But I don't know Vi vertical.
Vi Vertical is Vi Sin 51, The Vi is still unknown.

6. Oct 3, 2008

### Hootenanny

Staff Emeritus
Correct, but you do know the vertical range. Can you form another equation using this information?

Don't forget that it should be Vi sin(51) not just Vi

7. Oct 3, 2008

### maniacp08

Isn't the vertical range formula the same for horizontal range except the component differences?

Vertical range formula is
Dy = Yo + Viy * T

but Viy = Vi sin(51) we don't know Vi tho.

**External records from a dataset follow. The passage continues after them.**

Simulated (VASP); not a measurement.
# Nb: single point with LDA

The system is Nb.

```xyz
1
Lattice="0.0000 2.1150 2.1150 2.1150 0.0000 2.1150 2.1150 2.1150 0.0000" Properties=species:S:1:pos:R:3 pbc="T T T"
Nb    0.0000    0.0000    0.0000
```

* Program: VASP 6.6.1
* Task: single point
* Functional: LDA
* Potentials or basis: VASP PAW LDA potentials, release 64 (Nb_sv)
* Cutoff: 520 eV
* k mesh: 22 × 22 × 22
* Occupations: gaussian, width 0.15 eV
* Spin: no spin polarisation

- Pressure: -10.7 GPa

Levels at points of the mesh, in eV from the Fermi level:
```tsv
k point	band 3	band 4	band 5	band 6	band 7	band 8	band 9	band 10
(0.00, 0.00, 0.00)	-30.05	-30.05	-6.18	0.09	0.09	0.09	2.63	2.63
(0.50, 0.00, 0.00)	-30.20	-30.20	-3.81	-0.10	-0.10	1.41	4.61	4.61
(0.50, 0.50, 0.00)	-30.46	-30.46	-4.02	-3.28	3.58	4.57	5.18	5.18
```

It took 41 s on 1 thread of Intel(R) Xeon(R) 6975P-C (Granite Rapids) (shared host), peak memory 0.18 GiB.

I can't think of any more formula that utilizes these info.

8. Oct 3, 2008

### Gib Z

The formula's are in fact not the same - The horizontal component has no acceleration, whilst the vertical component is influenced by Acceleration due to Gravity. You know when it has reached the peak of its vertical motion, the y-component of its velocity is equal to ... ? You also know the displacement in the y- direction and acceleration in the y-direction. You want to find the Initial velocity in the y-direction . Try to remember a formula that relates these variables.

9. Oct 4, 2008

### maniacp08

Ahh, is it
Vf^2 = Vi^2 + 2 * A * D?

Vi^2 = 510.12
Vi = 22.5 m/s

Hmm, I gave this a little thought, Im not sure if I am correct.
I have the initial vertical velocity now so I will use

Vf = Vi + A * T
where Vi = 22.5 sin 51 and A = 9.81
Where Vf = 0 to find the time that it hits the highest point
Where T = 1.8s

Using the time that hits the highest point I plug it in
D = Vi * T + 1/2 A * T^2
to find the distance it traveled
and D = 47m up

Since it reached 47m up, it must come down another 47m to its initial position thrown
which is 94m but since it falls to the ground that is another 26m down from the buildings height
which D = 120m total.

Now I use
D = Vi * T + 1/2 A * T^2
where D = 120 to find the total time in the air
T = 3.5s

Plug that in the horizontal range equation
D = Vix * T
120 = Vi Cos 51 * 3.5
Vi = 12 m/s

Am I Right?
I hope so!!

Can someone help me with this
(c) What is the velocity of the rock just before it strikes the ground?

Last edited: Oct 4, 2008
10. Oct 4, 2008

### Hootenanny

Staff Emeritus
That would be indeed the correct formula, but where have you got that initial velocity from?

11. Oct 4, 2008

### maniacp08

Im srry I made an edit on my post, could you please look at it.

12. Oct 4, 2008

### Hootenanny

Staff Emeritus
You still haven't said how you obtained the initial vertical velocity.

13. Oct 4, 2008

### maniacp08

I use the formula that you deemed correct and plug in the numbers.

Vf^2 = Vi^2 + 2 * A * D
Vf = 0 because it is at its highest position
D = 26m

to find Vi. which is 22.5 and Initial vertical velocity is 22.5 sin 51.

14. Oct 4, 2008

### Hootenanny

Staff Emeritus
The problem is that the velocity is non-zero when the displacement is 26m. When the ball is at y=26, the velocity is equal to the initial velocity.

15. Oct 4, 2008

### maniacp08

Ok now Im confused.
So the final velocity is not 0 when is at y=26 and is equal to its initial? So how would I approach this?

16. Oct 4, 2008

### Hootenanny

Staff Emeritus
Yes, because at y=26m the ball is on top of the building. As I said before, use the equation in your above post and fill in all the variables that you know. You will be left with two unknowns, hence you will need to construct a further equation using the information you are given in the question.

17. Oct 4, 2008

### maniacp08

Oh so what I did before was wrong then.

Then we are back to square 1 now but even worse, we have 2 unknowns.
Vf^2 = Vi^2 + 2 * A * D
Vf^2 = Vi^2 + 2 * -9.81 * 26

Can you throw me a hint?

18. Oct 4, 2008

### Hootenanny

Staff Emeritus
Consider the vertical motion first. Try using this equation that you posted before:
Fill in all the information you know.

19. Oct 4, 2008

### maniacp08

D = Vi * T + 1/2 A * T^2

26 = Vi * T + 1/2(9.81) * T^2

Unknowns are Vi and T

20. Oct 4, 2008

### Hootenanny

Staff Emeritus
Close, but don't forget that the final position of the ball is below it's initial position and therefore D=-26m. Further, the acceleration due to gravity is in the negative y direction and therefore a=-9.81 m/s2.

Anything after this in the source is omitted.